Last Saturday, left back Godfrey Walusimbi ventured into unknown territory when he started Uganda’s 2012 Nations Cup qualifier against Angola.
Filling in for Nestory Kizito, who has made the number his own for more than eight years, it was always going to be an insurmountable challenge. Like many youngsters making career strides, Walusimbi felt tension as the game drew nigh.
“In the days running up to the game, I felt easy and relaxed. But when the sun rose on Saturday, I realised the time had come; the moment of truth to prove my worth,” he says.
Nicknamed Jajja Walu by teammates or Wazza, as he is commonly referred to by his Cranes coach Bobby Williamson, Walusimbi says that although he had played for The Cranes before – during the Cecafa Cup and the African Nations Championship (Chan) qualifiers, the Angola game had more at stake and it was a debut of sorts for him.
Added to the fact that everyone was dying to see Uganda play at the Africa Cup of Nations, the last appearance being in 1978, there was no room for error. With that going through his mind, he was a bit nervous and feared the worst in case The Cranes faltered.
For Walusimbi, it was as if he had been transported back to that January 18th day of 2008, when he debut for SC Villa against KCC FC at Namboole stadium.
The match was preceded with a brief downpour that made the turf slippery. He got a baptism of fire after just 10 minutes when his poor back-pass was intercepted by Hamis Kitagenda to put KCC ahead.
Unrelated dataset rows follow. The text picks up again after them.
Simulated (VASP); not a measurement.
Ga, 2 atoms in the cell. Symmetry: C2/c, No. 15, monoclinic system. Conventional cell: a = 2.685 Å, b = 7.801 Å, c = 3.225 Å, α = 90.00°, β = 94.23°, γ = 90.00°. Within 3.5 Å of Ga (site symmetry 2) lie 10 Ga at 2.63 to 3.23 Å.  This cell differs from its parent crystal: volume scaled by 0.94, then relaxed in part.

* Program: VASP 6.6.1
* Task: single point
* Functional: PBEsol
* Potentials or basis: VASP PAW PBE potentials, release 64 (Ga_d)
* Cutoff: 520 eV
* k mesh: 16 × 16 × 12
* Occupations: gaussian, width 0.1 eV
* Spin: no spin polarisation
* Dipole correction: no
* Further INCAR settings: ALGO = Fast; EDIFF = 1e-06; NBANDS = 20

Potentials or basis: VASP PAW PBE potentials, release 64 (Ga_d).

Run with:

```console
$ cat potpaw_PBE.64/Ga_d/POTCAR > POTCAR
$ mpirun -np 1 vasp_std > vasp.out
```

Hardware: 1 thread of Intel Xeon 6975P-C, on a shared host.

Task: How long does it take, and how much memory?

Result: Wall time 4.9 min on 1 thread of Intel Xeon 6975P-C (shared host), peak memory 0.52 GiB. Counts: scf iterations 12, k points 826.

“Man…that was a terrible time for me. I felt like running off the field and I was scared of what would happen to me if we lost but Mike Azira comforted me,” he says.
Thankfully, the teammates saved his blushes as Villa won 3-2
Ironically, there was another short spell of rain before the Angola match and Walusimbi couldn’t help but wonder whether lightning could strike twice. But Kizito had already prepared him psychologically throughout the training.
“Kizito kept phoning me and telling me that I was good. That coming from him was motivating,” he says. And by the end of the pre-match warm-up, the nerves had gone.
In addition, the thought of playing alongside Ibrahim Sekagya and David Obua, players he has watched since he was a small boy gave him excitement and confidence in equal measure.
But most importantly, he says that Obua kept telling him of how deadly Djalma, the Angolan winger, was. “In my mind, I said, if he’s that good, he will have to beat me first. But the moment I got the better of him first, I had no nerves but enjoyed myself,” he says.
He certainly enjoyed himself if his first touches and good inter-passing with Sekagya was anything to go by. So confident was Walusimbi that he often ventured forward. Despite his relentless overlaps, he was quick to retreat and hardly gave Job or Djalma any breathing space.
While Kizito would have been proud of his understudy, Williamson is faced with a conundrum on who will be his first choice left-back.